This all matters a great deal for a couple of reasons, the second of which we’ll come onto in a moment. But the single most obvious reason is that the economics of ad revenue from Google’s own sites is radically different from the economics for Network sites, and that’s because of how Google pays for traffic. On third-party sites, Google pays out most of the revenue to the site owner, whereas on its own sites it keeps the vast majority of the revenue. Google breaks out the traffic acquisition costs (TAC) for both these segments, and the stark differences are shown in the chart below:

Google TAC by segment Q2 2016 560px

As you can see, in the Network business, Google pays out at a rate very similar to the economics of the major app stores, at about 70% of revenue. For its own sites, however, Google’s TAC is a fraction of that, at around 9% in Q2 2016. These payments go to the sources of traffic to Google’s various websites, principally makers of browsers including Apple’s Safari which feature Google as a default search engine.
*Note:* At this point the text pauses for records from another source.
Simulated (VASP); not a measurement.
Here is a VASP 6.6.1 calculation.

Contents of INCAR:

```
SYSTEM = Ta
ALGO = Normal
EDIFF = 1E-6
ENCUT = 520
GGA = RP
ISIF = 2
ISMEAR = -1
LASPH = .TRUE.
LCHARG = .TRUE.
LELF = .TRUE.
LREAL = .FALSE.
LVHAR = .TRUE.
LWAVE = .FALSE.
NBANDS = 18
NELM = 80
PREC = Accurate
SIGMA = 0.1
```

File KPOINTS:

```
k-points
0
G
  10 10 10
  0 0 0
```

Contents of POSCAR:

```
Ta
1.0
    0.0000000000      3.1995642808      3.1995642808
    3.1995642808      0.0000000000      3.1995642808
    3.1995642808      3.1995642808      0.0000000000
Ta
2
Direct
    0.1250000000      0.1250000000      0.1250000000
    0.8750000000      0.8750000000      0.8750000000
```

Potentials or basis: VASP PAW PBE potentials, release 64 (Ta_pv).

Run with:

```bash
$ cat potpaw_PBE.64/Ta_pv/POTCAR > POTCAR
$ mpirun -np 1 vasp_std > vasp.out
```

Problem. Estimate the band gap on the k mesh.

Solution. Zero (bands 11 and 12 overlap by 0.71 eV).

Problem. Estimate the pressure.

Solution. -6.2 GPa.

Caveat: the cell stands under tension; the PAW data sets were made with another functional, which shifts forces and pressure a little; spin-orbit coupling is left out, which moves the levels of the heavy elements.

Interestingly, Network TAC had come down quite a bit for several years, but has recently spiked back up a little, though it’s been within a range from 67-71% for the last five years. Conversely, Google’s TAC for its own sites has been steadily rising, as its cut of revenues under various placement deals has been shrinking. With competition from Yahoo and Microsoft in particular rising over recent years, Google has had to pay more to retain its prime placement in various browsers.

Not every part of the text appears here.